The everyday abuse of wage theft has received little attention in recent years. The relevant international labour standard, the Protection of Wages Convention, 1949 (No. 95), has become so outdated that it prohibits ‘payment of wages in taverns’.
Is there a case for shifting the focus of engagement to these more ‘mundane’ abuses against migrant workers? This article presents some of the key arguments for increasing attention to the denial of remuneration and benefits to migrants under the rubric of ‘wage theft’.
Wage exploitation is a key motivation for employing migrant workers
Within a globalised economy, choices about where to source or manufacture products are frequently based on the availability of low-cost labour and a permissive environment for industry. As labour is typically the largest cost of outsourced production, multinational firms actively comparison shop to find labour markets which offer the greatest reduction in worker wages.
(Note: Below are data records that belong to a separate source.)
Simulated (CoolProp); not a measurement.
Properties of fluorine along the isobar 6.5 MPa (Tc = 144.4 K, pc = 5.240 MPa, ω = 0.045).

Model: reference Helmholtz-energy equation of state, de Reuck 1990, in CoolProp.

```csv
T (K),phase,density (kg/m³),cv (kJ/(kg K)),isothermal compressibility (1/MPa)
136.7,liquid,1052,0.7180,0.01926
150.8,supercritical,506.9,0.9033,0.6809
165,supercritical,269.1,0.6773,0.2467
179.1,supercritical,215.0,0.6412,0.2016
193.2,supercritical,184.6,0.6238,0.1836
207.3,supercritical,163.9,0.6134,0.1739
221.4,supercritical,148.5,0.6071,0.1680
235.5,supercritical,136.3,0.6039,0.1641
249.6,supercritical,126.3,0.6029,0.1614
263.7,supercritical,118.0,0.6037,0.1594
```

This creates enormous pressure on their upstream suppliers to constantly pursue lower labour costs, including through underpayment of migrant workers. In many labour-intensive industries, these market forces create business models which are only able to remain profitable due to various forms of wage theft.
The recent unbridled enthusiasm for self-regulation through corporate social responsibility and sustainability initiatives has not been successful in eliminating these abuses. Instead, they have largely undercut demands for legally enforceable labour standards and marginalised the plight of migrant workers outside global supply chains. Only workers whose conditions are highlighted by their proximity to markets in the Global North are understood to deserve attention, and the power is placed in the hands of consumers and corporations to effect change rather than workers themselves.
Restrictive labour migration regimes create structural vulnerabilities to wage theft
The basic premise for admitting migrant workers to a destination country is typically to address a labour shortage in a particular sector or geographic region. If admission of migrants can hold down wages in these industries or areas, the economy is seen as benefitting from the increased supply of low-cost labour.
To maintain these objectives, policies on temporary labour migration in destination countries generally provide very limited flexibility for migrant workers to change jobs of their own volition. Their legal status is directly tied to their employer, preventing them from leaving their employment without losing permission to stay and work. Moreover, the opportunity for migrants to organise into trade unions to bargain collectively and access legal assistance is limited within many destination countries. The restriction of their basic rights creates a dependency that is easily exploited.
With these enabling factors in place, wage theft cannot be regarded as an unintended consequence of illiberal labour migration governance regimes. Systematic measures to decrease the ability of migrant workers to avoid, seek redress for, or leave abusive situations have a calculated recoupment effect on wages. It has been argued that the cost of migrants’ rights are in fact directly priced into the formulation of migration policies in destination countries.
Lack of wage protection enables discriminatory pay practices
Migrant workers are more commonly employed in informal sectors of work which are not fully covered by labour laws. As a result, they are exempted from key wage protections such as a legal minimum or overtime pay. This contributes to artificially low wages and segmentation within national labour markets.
The fragmentation of employment relationships in recent decades has also reduced labour and social protections for migrant workers. Due to externalised work arrangements through outsourcing and misclassification of employment, employers now have considerably less statutory responsibility for the pay and benefits provided to migrants.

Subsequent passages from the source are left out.